March is Women’s History Month…

And a great time to pause and critically think about the portrayal of women in American culture. The following books deconstruct images of women in different media, including literature, comics, Internet, and television. The works not only address stereotypes, but also celebrate the emergence of women’s voices in areas where they were previously marginalized.

women'shistorymonthbooks

Qualifying Times: Points of Change in U.S. Women’s Sport by Jaime Schultz

Schultz writes a history of cultural and material changes that made women’s participation in sports possible and acceptable, such as tennis wear, tampons, and the aesthetic fitness movement. At the same time, Schultz argues that these changes furthered gender differentiation, making progression in U.S. women’s sport ambivalent.
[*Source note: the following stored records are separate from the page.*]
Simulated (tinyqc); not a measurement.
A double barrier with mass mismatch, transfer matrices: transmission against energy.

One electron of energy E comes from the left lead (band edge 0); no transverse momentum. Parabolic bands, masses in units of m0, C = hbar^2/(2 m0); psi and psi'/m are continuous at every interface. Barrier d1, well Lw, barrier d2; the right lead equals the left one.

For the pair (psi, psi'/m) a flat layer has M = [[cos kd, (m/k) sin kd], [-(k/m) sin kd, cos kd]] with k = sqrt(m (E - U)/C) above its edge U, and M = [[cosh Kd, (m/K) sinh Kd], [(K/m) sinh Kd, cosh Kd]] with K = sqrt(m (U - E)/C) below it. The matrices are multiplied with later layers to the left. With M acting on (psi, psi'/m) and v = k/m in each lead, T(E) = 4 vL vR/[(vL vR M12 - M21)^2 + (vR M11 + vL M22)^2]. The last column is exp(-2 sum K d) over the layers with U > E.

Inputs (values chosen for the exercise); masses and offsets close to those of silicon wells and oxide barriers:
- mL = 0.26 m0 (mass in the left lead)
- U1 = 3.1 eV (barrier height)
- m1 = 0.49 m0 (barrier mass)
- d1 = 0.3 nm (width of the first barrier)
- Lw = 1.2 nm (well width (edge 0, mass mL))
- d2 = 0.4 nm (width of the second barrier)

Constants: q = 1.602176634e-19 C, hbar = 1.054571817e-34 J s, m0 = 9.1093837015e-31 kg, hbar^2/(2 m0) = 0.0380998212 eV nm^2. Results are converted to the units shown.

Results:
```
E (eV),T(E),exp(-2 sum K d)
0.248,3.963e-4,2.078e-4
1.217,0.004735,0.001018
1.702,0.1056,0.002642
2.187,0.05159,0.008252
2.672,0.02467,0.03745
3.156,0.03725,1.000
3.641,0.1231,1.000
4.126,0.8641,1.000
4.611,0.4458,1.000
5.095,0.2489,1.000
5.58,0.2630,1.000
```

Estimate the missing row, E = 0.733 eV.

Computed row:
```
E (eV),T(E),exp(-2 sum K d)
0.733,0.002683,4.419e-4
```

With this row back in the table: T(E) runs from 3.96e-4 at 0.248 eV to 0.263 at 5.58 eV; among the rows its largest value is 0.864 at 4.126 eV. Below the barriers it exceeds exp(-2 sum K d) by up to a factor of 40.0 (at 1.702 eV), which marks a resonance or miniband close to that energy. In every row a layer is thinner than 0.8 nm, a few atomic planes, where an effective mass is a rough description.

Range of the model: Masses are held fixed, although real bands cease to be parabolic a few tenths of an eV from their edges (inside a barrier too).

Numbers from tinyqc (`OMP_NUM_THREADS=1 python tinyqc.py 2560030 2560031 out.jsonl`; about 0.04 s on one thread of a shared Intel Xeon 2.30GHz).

Troubling Borders: an Anthology of Art and Literature by Southeast Asian Women in the Diaspora edited by Isabelle Thuy Pelaud, Lan Duong, Mariam B. Lam, and Kathy L. Nguyen

A collection of images and texts reflecting a diversity of Southeast Asian women’s experiences, this work breaks stereotypes in the popular imagination and serves as an entry point for discussing the history, memory, and identity of this marginalized group of women.

Writing through Jane Crow: Race and Gender Politics in African American Literature by Ayesha K. Hardison

Writing through Jane Crow is about the representation of black women in African American literature from the 1940s and 1950s. Hardison analyzes the writings of literary greats, including Zora Neale Hurston, Gwendolyn Brooks, and Richard Wright, in critical light to reveal the tensions of the era. She also argues that black women’s literature from this time set the stage for works that followed.

Wonder Woman Unbound: the Curious History of the World’s Most Famous Heroine by Tim Hanley

Hanley contextualizes Wonder Woman and uncovers her creators’ myriad motivations in portraying the character differently over time. He writes about her feminist roots, advocating female superiority in the 1940s, loss of superpowers and agency in the 1950s and 1960s, and return as a feminist symbol in the 1970s.

Black Women in Sequence: Re-inking Comics, Graphic Novels, and Anime by Deborah Elizabeth Whaley

Whaley writes about African American women in the comic culture from the appearance of the first black superheroine, “The Butterfly,” in 1971 to increasing numbers of female African American artists and comic book viewers today. Whaley examines the treatment of black women in art as part of larger racial ideologies at play in the United States.

The Sexy Science of The Big Bang Theory: Essays on Gender in the Series edited by Nadine Farghaly and Eden Leone

A collection of essays exploring sexual themes in The Big Bang Theory, this book includes reflections on the television series’ treatment of gender issues and ideals of femininity and masculinity.

I Am Not a Slut: Slut-Shaming in the Age of the Internet by Leora Tanenbaum

Tanenbaum examines the persistence of a sexual double standard in the digital age, where young women are encouraged to express themselves sexually, but are stereotyped as ‘sluts’ for doing so. Tanenbaum offers insight into the devastating effects of sexual stereotyping on young women as well as advice on eradicating slut-shaming.